Resilient Smart Farming

Digitalization is a major issue in the agricultural sector. The desired positive aspects are an increase in efficiency and effectiveness and also a more resource-friendly production of food. The terms agriculture 4.0 and smart farming are currently used to summarize the technological trends of knowledge management and intelligent, networked systems for agricultural production.

This dissertation is about the infrastructural resilience of data-driven agriculture and requires a basic understanding of both the application scenario of agricultural practice and digital resilience as it is used in this work. Therefore, this chapter first provides a brief introduction to agriculture in Germany by referring to recent statistical investigations. Afterward, this chapter introduces terms, such as smart farming, precision farming, and farm management information systems (FMIS) and characterizes digital technologies in the field of resilient network approaches.

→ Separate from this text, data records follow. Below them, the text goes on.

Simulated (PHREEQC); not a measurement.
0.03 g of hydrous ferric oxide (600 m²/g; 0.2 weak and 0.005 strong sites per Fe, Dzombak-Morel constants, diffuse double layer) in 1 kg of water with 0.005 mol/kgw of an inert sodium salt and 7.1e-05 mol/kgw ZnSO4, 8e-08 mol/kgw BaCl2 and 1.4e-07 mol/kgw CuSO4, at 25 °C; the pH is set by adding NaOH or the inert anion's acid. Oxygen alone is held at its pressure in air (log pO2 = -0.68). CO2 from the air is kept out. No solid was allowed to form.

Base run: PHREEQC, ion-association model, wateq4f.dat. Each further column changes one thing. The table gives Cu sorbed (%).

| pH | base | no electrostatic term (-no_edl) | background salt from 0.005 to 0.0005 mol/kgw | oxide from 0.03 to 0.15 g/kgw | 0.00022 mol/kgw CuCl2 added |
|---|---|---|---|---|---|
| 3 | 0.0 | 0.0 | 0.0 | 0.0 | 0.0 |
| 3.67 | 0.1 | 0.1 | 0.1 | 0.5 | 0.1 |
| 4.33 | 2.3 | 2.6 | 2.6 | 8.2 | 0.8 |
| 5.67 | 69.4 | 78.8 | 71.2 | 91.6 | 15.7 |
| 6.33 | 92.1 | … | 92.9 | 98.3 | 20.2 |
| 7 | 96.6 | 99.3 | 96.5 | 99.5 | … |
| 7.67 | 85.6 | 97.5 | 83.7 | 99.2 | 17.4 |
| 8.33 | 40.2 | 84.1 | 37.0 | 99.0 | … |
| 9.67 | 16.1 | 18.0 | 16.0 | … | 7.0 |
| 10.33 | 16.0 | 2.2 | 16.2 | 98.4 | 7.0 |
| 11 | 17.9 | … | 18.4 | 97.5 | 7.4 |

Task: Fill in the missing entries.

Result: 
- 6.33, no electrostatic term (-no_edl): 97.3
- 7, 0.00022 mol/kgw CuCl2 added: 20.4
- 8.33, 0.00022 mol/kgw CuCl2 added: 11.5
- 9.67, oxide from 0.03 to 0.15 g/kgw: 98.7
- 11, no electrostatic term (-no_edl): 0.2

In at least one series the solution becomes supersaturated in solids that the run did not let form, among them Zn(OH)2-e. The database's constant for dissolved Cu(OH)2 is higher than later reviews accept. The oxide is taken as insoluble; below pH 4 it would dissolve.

The motivation of this dissertation is to investigate threats to food security posed by the ever-advancing process of digitalization. Therefore, the strategy is to analyze the sector’s current preventive measures, investigate security aspects of modern technology for smart farming, and develop artifacts that help to overcome the limitations of current technologies. This chapter presents the research approach, context, and methods used in this work.

This chapter presents the main findings of the conducted research and its implications for the agricultural ICT. Key findings are separated into the following three areas: (1) Farms’ Digital Dependencies and Vulnerabilities, (2) Towards a Resilient Software Architecture for Farm Management, and (3) LoRaWAN-based IoT Developments Towards Resilient Communications.

This chapter answers the RQs by discussing the findings and draws a bigger picture of how the results could enhance the stability of the farming system by designing crisis-capable software systems. At the end of this chapter, limitations of the conducted research are described as well.

The topic of this dissertation concerns the resilience of modern agriculture, both in the present and in spite of software-based systems. The aim is to improve technical resilience, with the goal of reducing the susceptibility to failure and vulnerability of new software-based systems, and providing greater flexibility for unforeseeable events. It is only through the progressive development of interconnected systems in the field of smart farming that the questions of systemic security arise.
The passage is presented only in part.